PHYLLIS D. PARDONNET, ADMINISTRATRIX OF THE ESTATE OF CHARLES WILLIAM PARDONNET, DECEASED, LIBELANT,
v.
THE FLYING TIGER LINE, INC., RESPONDENT.



The opinion of the court was delivered by: Decker, District Judge.

This case involves a libel in admiralty, filed by the personal representative of a deceased, who was killed in an air line crash on the high seas. This Court has jurisdiction under an act entitled, "Death on the High Seas by Wrongful Act," 46 U.S.C. § 761.

Respondent has filed a special appearance and exception to the jurisdiction of this Court on the ground that the Warsaw Convention, 49 Stat. 3000, a treaty to which the United States is a party, provides that the only United States court which could have jurisdiction of this cause of action is in California. Specifically, the respondent contends that Article 28 of the Convention deprives this Court of jurisdiction. Article 28 provides as follows:

  "(2) Questions of procedure shall be governed by the
  law of the court to which the case is submitted."

On the wording of this Article the respondent argues that since this Court is neither the court of the carrier's domicile, nor the court where the carrier has its principal place of business, nor the court where the carrier has a place of business through which the contract of carriage has been made, nor the court of the place of destination of the flight, that this Court is without jurisdiction and must dismiss the libel.

For the purpose of disposing of respondent's exception to jurisdiction, the parties have agreed to a statement of facts in this case. It has been stipulated that the respondent, The Flying Tiger Line, Inc., is a Delaware corporation, having its principal place of business in Burbank, California. On October 1, 1961, a written agreement, a "Call Agreement," was entered into between the respondent and the Air Force Department of the United States of America. Pursuant to the Call Agreement, a service order dated March 2, 1962, was issued by the United States Air Force to the respondent at Burbank, California, and under which respondent agreed to transport United States military personnel from Travis Air Force Base, California, to Saigon, Viet Nam. On March 14, 1962, one of respondent's aircraft began operating as a Military Air Transport Service Charter Flight 739/14. At all times material to this libel respondent owned the aircraft in question, Lockheed Model 1049H, U.S. Registry License N6921C.
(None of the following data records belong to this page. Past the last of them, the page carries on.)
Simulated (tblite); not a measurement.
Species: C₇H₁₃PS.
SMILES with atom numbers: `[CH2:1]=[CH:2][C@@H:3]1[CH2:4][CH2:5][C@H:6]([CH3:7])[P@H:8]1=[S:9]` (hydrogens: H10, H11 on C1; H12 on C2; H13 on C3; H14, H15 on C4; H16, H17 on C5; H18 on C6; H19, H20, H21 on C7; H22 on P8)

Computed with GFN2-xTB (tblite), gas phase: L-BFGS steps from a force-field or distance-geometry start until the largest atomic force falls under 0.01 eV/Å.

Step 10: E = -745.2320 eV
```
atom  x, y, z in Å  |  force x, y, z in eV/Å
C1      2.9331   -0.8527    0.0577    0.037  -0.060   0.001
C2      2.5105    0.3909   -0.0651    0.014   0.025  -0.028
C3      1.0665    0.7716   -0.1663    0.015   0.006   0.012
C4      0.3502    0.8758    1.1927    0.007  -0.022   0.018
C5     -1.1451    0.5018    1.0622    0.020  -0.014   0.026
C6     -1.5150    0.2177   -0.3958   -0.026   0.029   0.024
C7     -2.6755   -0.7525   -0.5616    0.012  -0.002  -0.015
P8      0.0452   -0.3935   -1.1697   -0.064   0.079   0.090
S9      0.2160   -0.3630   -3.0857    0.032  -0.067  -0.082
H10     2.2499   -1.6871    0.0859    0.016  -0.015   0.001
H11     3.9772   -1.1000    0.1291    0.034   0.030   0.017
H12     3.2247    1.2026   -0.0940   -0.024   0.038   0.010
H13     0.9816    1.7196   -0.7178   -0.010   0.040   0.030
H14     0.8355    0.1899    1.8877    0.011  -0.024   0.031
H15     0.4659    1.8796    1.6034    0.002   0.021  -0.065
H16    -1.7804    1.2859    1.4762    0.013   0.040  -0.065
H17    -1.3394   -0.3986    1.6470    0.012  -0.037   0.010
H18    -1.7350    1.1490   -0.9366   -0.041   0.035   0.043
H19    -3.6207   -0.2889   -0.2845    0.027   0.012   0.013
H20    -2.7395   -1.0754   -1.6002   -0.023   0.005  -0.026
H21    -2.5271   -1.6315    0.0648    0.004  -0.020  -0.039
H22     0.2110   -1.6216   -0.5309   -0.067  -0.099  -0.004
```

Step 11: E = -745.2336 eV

Prior to boarding the flight in question, each of the ninety-six United States military personnel was handed a boarding ticket at Travis Air Force Base by an employee of the respondent, The Flying Tiger Line, Inc., each with his own name thereon. Each of these boarding tickets showed that the departure of the flight in question was from Travis Air Force Base, California, with destination, Saigon, Viet Nam. Charles William Pardonnet, libelant's deceased, was issued one of the above-mentioned boarding tickets.

Aboard the flight in question were one plane captain, two co-pilots, two flight engineers, two navigators and four stewardesses (all employed by the respondent, The Flying Tiger Line, Inc.) and ninety-six United States military personnel, including Charles William Pardonnet, libelant's deceased. It was agreed between the respondent and the Air Force that money would be paid to the respondent by the United States of America covering the passage of the ninety-six United States military personnel from Travis Air Force Base to Saigon, Viet Nam. Subsequent to the departure of the flight in question from Agana, Guam, on March 15, 1962, the aircraft disappeared and has never been found.

The United States adhered to the Warsaw Convention on October 29, 1934, and Viet Nam adhered to the Convention on September 29, 1958.

The sole question before this Court is: If the Warsaw Convention does apply, are the provisions of Article 28(1) of the Warsaw Convention such that they prevent the jurisdiction of this Court from attaching to a suit brought under the Death on the High Seas Act when the respondent has neither its principal place of business, its domicile nor the place of business through which the contract of carriage of the libelant's deceased was made, in the Northern District of Illinois, and further when the Northern District of Illinois was not the place of destination of the flight in question?

It is not appropriate at this point to pass upon the question of whether the Warsaw Convention applies so as to limit the damages recoverable for wrongful death to $8,300.00. The parties have extensively briefed this point, but its resolution may appropriately wait until a later stage of the proceedings when the merits are at issue.

The issue is rather whether, regardless of the application of the Warsaw Convention, this Court has jurisdiction. The respondent bases its argument that this Court lacks jurisdiction solely on the theory that the Warsaw Convention applies, and by the provision of Article 28(1) bars the jurisdiction of this Court. Therefore, assuming, for the purposes of the jurisdictional question only, that the Warsaw Convention does apply, the question is does its application bar this Court from jurisdiction?

In this case it is clear that the domicile of the respondent is Delaware and its principal place of business is Burbank, California. It is also clear that the place where the respondent has a place of business through which the contract has been made is also in Burbank, California. There is no dispute that the destination of the flight in question was South Viet Nam. None of the four forums mentioned in Article 28 of the Warsaw Convention lies in the Northern District of Illinois.

In Martino v. Trans World Airlines, Inc., filed in this Court (60 C 1730), Judge Edwin A. Robson dismissed a lawsuit very similar to the one at bar because there the defendant airline was a Delaware corporation, with its principal place of business in Kansas City, Missouri, and the place of business of the defendant where the contract for a round trip was entered into was in Washington, D.C. Judge ...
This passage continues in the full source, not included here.